A few songs in to his set at B. B. King Blues Club & Grill on Tuesday night Busta Rhymes proposed a toast, pouring himself a little nip from a bottle of Courvoisier. He wanted to celebrate the election of President Obama and also the resurgence of New York as a relevant hip-hop scene. “I know it’s a recession,” he said. “If you don’t have a drink, put your imaginary drink up.” He was greeted by as many empty hands as full ones, maybe more.

Busta Rhymes gave a start-stop tour of his catalog, welcomed guest performers and proclaimed a new era in New York hip-hop on Tuesday night at B. B. King Blues Club & Grill.

For well over a decade Busta Rhymes has been remarkably recession-proof, outlasting dozens of artists he has collaborated with by being resilient, flexible and stylistically agnostic — there’s no sound he has thumbed his nose at. Many of his most notable songs aren’t even his own; they’re guest verses on other people’s records. It helps, if you seek longevity, to have no apparent need for superstardom.
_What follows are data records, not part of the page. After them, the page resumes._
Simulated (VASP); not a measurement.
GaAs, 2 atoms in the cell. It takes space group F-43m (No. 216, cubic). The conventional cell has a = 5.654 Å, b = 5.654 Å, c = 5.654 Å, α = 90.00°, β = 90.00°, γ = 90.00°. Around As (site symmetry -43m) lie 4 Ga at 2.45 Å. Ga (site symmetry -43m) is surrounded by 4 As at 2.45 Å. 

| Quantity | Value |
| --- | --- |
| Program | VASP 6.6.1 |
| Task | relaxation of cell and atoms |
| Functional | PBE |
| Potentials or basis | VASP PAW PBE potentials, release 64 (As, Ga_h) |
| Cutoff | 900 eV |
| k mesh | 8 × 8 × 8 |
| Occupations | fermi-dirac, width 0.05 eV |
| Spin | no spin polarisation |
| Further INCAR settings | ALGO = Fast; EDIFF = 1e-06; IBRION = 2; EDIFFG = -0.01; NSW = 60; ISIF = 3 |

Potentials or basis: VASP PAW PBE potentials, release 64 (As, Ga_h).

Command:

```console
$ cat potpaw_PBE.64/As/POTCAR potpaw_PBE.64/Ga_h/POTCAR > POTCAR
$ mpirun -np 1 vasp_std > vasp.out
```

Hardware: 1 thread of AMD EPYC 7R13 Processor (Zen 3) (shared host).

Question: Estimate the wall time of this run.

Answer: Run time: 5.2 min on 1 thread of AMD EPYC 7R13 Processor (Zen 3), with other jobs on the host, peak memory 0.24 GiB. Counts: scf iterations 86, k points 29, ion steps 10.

His entertaining start-stop tour through his catalog on Tuesday covered more than 20 songs and skipped plenty of great ones. But what he performed was a testament to versatility: songs that emphasize his Jamaican heritage, “Make It Clap” and “Uh Ooh (remix)”; roughneck anthems, “Ante Up (remix),” on which he was joined by the rowdy M.O.P.; collaborations with Mariah Carey, “I Know What You Want,” with Ms. Carey sadly absent. Nothing from his early days with Leaders of the New School, though.

If Busta Rhymes has had a signature sound, it was the digital bounce he perfected at midcareer — “Woo Hah!! Got You All in Check,” “Put Your Hands Where My Eyes Could See” — party records that also featured impressive, if monotone, vocal calisthenics.

Calisthenics he wanted the crowd here to take note of. On “Break Ya Neck” he repeated his rhymes three times in case people weren’t paying attention. And that was just one of several old showman gimmicks he employed. He and his longtime hype man Spliff Star formed a charming comic duo, like two students in an improv workshop cooking up scenes: dance routines, exaggerated facial expressions, funny voices. During “Put Your Hands Where My Eyes Could See,” Busta Rhymes went from loud to soft and back while Spliff Star mimed turning a key next to his mouth, as if manually adjusting the volume.

Several guests joined Busta Rhymes throughout the night: M.O.P.; the dancehall star Beenie Man; and a trio of young Brooklyn rappers, the brawny Maino, the grim Uncle Murda, the surprisingly catchy Red Cafe. They all came back out at the end of the show to form a united front during the glorious, tacky “Arab Money,” which was a minor hit for Busta Rhymes late last year (with an accompanying dance), and is almost certainly the only rap song to ever mention the billionaire Prince al-Waleed bin Talal al-Saud.

They were joined by its producer, Ron Browz, who sang the song’s nonsensical, fake-Arabic hook and wore not one but two diamond-encrusted chains that read “Ether Boy,” the name of his record label. (He had opened the show with a set that was short, clunky and mercifully steamrolled by a guest appearance from Juelz Santana.)

Earlier Busta Rhymes had gathered the young Brooklyn rappers together at center stage — a grouping he referred to as the Conglomerate, after his recent single — and proclaimed a new era for New York hip-hop. He has played with so many teams, so why not this one?

“We’re going to start repping this city right,” he said, boasting that all the rappers would appear in one another’s videos as a show of support, and promising “a lot of cars, a lot of money, a lot of jewelry.” Later he sprayed Champagne over the crowd as if it were still the late Clinton era. For a minute, at least, there was no recession to speak of.